Andrea Bruce

Kelman Seminar: Syria Unseen – Living Under the Regime

Herbert C. Kelman Seminar on International Conflict Analysis and Resolution featuring speakers:

  • Andrea Bruce, documentary photographer and Nieman Fellow
  • Donna Hicks, Associate at the Weatherhead Center for International Affairs

The theme of the 2015–2016 Herbert C. Kelman Seminar on International Conflict Analysis and Resolution is negotiation, conflict, and the news media. It explores the relationship between the news media and conflict-resolution efforts worldwide and examines how the framing and reporting of conflict influences the public understanding of events. The seminar considers ways to strengthen the capacity to prevent, resolve, and transform ethno-national conflicts. The topics this year include the rise of political Islam, domestic conflicts related to race, the impact of reporting techniques on conflict, the neuroscience of conflict, new threats to national security, and more. Speakers include experts from academia and the media, as well as political actors from conflict regions.
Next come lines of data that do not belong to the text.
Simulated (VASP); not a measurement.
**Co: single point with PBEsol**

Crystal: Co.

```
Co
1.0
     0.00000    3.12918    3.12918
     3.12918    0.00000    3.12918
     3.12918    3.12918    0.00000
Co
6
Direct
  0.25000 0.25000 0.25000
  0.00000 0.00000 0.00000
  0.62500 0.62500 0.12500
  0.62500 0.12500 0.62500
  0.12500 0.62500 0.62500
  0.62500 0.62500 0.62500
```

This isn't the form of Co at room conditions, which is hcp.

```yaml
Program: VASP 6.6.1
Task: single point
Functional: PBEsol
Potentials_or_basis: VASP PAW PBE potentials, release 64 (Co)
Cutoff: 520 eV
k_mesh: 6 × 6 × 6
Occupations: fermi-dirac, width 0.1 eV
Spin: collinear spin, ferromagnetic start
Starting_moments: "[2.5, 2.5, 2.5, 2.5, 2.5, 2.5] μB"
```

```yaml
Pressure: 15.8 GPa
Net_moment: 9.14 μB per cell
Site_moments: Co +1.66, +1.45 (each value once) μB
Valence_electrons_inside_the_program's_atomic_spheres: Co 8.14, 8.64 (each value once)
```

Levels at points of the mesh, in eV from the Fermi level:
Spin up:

This series is sponsored by the Weatherhead Center for International Affairs; the Nieman Foundation for Journalism; Program on Negotiation at Harvard Law School; and Shorenstein Center on Media, Politics and Public Policy.

For more information, contact Donna Hicks at dhicks@wcfia.harvard.edu.

About the Speakers:

Andrea Bruce is a documentary photographer who brings attention to people living in the aftermath of war. She concentrates on the social issues that are sometimes ignored and often ignited in war’s wake.

Andrea started working in Iraq in 2003, following the intricacies and obstacles of the conflict experienced by Iraqis and the US military. For over ten years she has chronicled the world’s most troubled areas, focusing on Iraq and Afghanistan. Currently she is a member and owner of the agency NOOR.

For eight years she worked as a staff photographer for The Washington Post and later as part of the VII Network (2010-2011). At The Post, she originated and authored a weekly column called “Unseen Iraq.” She also worked at The Concord Monitor and The St. Petersburg Times after graduating from The University of North Carolina at Chapel Hill in 1995.

Her awards include top honors from the White House News Photographers Association (where she has been named Photographer of the Year four times), several awards from the International Pictures of the Year contest, and the prestigious John Faber Award from the Overseas Press Club in New York. In 2010 she received the WHNPA grant for her work in Ingushetia and was a 2011 recipient of the Alicia Patterson Foundation Fellowship.

In 2012 she was the recipient of the first Chris Hondros Fund Award for the “commitment, willingness and sacrifice shown in her work.” The World Press Photo awarded her 2nd prize Daily Life singles for the image ‘Soldier’s Funeral’ in 2014.

Donna Hicks is an Associate at the Weatherhead Center for International Affairs. She has been involved in numerous unofficial diplomatic efforts  in the Middle East, Colombia, Sri Lanka, Cambodia, N. Ireland, Cuba and more. She has developed the Dignity Model,  a method of intervention that explores the role dignity plays in resolving conflict. She also consults in the corporate setting, health care and education, applying the Dignity framework to create a culture of dignity in the workplace. She has taught her method at Harvard, Columbia and Clark Universities. She is the author of the book, Dignity: Its Essential Role in Resolving Conflict, published by Yale University Press in 2011.